Armored Cruiser - Differences Between Armored Cruisers and Heavy Cruisers

Differences Between Armored Cruisers and Heavy Cruisers

The armored cruiser was not a close ancestor of heavy cruisers, even though the name sometimes suggests this. By 1905 the armored cruiser had grown in size and power to be very close to the pre-dreadnought battleships of the day, with a displacement of around 15,000 tons: considerably larger than the 10,000 tons of the heavy cruiser. This trend resulted in the battlecruiser, which was initially conceived as an armored cruiser on the same scale as the dreadnought battleship. By 1915, both battleships and battlecruisers had grown markedly; HMS Hood, for instance, designed at around that time, displaced 45,000 tons.

In the interwar period, the great gap between heavy cruisers and the capital ships of the same generation meant that the heavy cruiser could not be expected to serve as a junior battleship. By contrast, armored cruisers were part of the main battleline along with pre-dreadnoughts, and some armored cruisers did maintain their place around dreadnoughts and battlecruisers.

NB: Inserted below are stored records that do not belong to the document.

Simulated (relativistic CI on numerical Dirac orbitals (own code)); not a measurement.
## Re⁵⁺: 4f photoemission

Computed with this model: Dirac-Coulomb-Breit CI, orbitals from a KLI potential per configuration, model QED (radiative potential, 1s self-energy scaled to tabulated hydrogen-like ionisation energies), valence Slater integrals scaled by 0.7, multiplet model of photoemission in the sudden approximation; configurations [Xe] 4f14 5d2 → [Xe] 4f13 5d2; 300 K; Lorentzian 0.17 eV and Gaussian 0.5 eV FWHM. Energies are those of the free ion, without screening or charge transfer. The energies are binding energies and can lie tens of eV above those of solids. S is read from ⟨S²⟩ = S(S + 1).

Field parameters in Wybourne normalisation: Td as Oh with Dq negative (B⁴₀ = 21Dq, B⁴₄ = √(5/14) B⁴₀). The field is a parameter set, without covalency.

There were also important technical differences between the heavy cruiser and the armored cruiser, some of which reflected the generational gap between them. Heavy cruisers, like all contemporary ships, were typically powered by oil-fired steam turbine engines and were capable of far faster speeds than armored cruisers had ever been (propelled by coal-fired reciprocating steam engines of their era). Like their protected cruiser predecessors and contemporary light cruisers, heavy cruisers lacked a side armored belt, saving weight to achieve high speeds. The main armament of a heavy cruiser at a maximum 203 mm (8-inch) was smaller than the typical 233 mm (9.2-inch) guns of later armored cruisers. Nonetheless, heavy cruisers often had a larger number of main guns (some armored cruisers had a mixed instead of uniform complement of main guns), and discarded the mounting of main guns in casemates in favor of center-line superfiring turrets which saved tonnage and enabled the ship to fire all guns on one broadside. Heavy cruisers also benefited from the introduction of fire control in the 1920s and 30s, considerably improving accuracy.